2000–2001 Annual Report
Martha T. Roth
Martha T. Roth devotes most of her scholarly energies to the Assyrian Dictionary project (see separate report), which received a National Endowment for the Humanities grant of $470,000 for the three-year period which began 1 July 2000. This year, the Assyrian Dictionary team worked on the P, t, T, and U/W volumes. During the 2000/2001 academic year, she also taught courses on Old Babylonian Literature and on Mesopotamian Law; lectured on “Only Millennia Matter: The Making of the Chicago Assyrian Dictionary” for the University alumni association in April, and on “Hammurabi’s Wronged Man” at the 211th Annual Meeting of the American Oriental Society in Toronto, also in April.

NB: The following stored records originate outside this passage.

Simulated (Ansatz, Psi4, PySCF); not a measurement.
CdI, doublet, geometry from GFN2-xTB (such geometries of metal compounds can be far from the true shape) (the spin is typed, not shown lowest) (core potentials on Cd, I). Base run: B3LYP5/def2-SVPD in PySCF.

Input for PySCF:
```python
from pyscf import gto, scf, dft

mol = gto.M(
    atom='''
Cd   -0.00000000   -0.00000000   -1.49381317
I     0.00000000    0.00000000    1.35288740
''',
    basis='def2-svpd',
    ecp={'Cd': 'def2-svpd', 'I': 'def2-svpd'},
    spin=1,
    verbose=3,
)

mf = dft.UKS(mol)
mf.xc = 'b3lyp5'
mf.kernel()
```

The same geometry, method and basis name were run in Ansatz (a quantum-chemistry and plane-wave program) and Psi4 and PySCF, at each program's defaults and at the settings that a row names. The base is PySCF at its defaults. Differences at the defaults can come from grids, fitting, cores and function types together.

Among the articles which appeared were “The Law Collection of King Hammurabi: Toward an Understanding of Codification and Text,” in La Codification des Lois dans L’Antiquité, edited by E. Lévy, pp. 9-31 (Travaux du Centre de Recherche sur le Proche-Orient et la Grèce Antiques 16; De Boccard, 2000); and “The Priestess, the Prostitute, and the Tavern,” Munuscula Mesopotamica, edited by B. Böck, E. Cancik-Kirschbaum, and T. Richter, pp. 445-64 (Alter Orient und Altes Testament 267; Kevelaer: Butzon und Bercker, 1999); the latter volume honors our longtime friend and colleague on the Assyrian Dictionary, Johannes Renger of Berlin. Volume 2 of Context of Scripture, edited by W. W. Hallo (Leiden: Brill, 2000) includes Roth’s translations of six Akkadian and Sumerian law collections. Roth also submitted articles for festschrifts for other Assyrian Dictionary colleagues and a programmatic essay on “Reading Mesopotamian Law Cases: PBS 5 100” which has been accepted by the Journal of the Economic and Social History of the Orient. Additionally, she continues work on a volume of Mesopotamian Law Cases for the Writings from the Ancient World series.